Auxiliary keypoint strategy achieves remarkable semi-supervised augmentation effects, offering a general data augmentation paradigm for few-shot tasks.
Demonstrates the viability of sketches as "the only feasible source data," opening a new research direction.

Limitations & Future Work¶

Training relies on synthetic edge maps (PiDiNet/HED/Canny) rather than real sketches; actual user drawing variation may be substantially larger.
Evaluation is limited to animal datasets; generalization to artifacts, mechanical parts, or other domains remains unverified.
Accuracy under the 1-shot setting still has considerable room for improvement (best 39.00 PCK vs. 70+ for fully supervised methods).
The simplified GBL design (without uncertainty modeling) may be less flexible than FSKD in certain scenarios.
The shared encoder may limit the disentanglement of cross-modal features.
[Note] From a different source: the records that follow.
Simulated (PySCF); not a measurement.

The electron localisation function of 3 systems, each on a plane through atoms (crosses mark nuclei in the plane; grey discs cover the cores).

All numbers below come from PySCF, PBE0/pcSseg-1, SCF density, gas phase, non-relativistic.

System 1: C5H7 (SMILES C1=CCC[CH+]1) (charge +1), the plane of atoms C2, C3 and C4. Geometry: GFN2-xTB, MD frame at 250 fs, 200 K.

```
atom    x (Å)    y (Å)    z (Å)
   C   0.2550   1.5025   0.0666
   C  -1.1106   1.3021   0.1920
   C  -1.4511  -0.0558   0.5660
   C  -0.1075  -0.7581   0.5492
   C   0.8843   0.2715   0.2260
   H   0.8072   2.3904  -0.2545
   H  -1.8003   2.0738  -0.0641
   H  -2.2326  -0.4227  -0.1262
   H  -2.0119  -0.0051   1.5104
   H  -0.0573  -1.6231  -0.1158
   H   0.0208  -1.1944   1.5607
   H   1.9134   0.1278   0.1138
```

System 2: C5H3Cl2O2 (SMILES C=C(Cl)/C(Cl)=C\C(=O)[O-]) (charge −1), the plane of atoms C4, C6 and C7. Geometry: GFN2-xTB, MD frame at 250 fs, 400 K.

FSKD (Lu et al.): the pioneering work in few-shot keypoint detection and the primary baseline; employs uncertainty-modeling GBL.
Prototypical Networks: the prototypical network paradigm is naturally extended from classification to keypoint localization.
Tanwisuth et al.: prototype domain adaptation method that inspires the cross-modal keypoint alignment in this work.
Insight: the application of sketches in computer vision expands from retrieval to structured geometric understanding (keypoints), with potential extensions to segmentation, 3D reconstruction, and beyond.

Rating¶

Dimension	Score (1–5)
Novelty	4
Technical Depth	3.5
Experimental Thoroughness	4
Writing Quality	3.5
Practical Value	4
Overall	3.5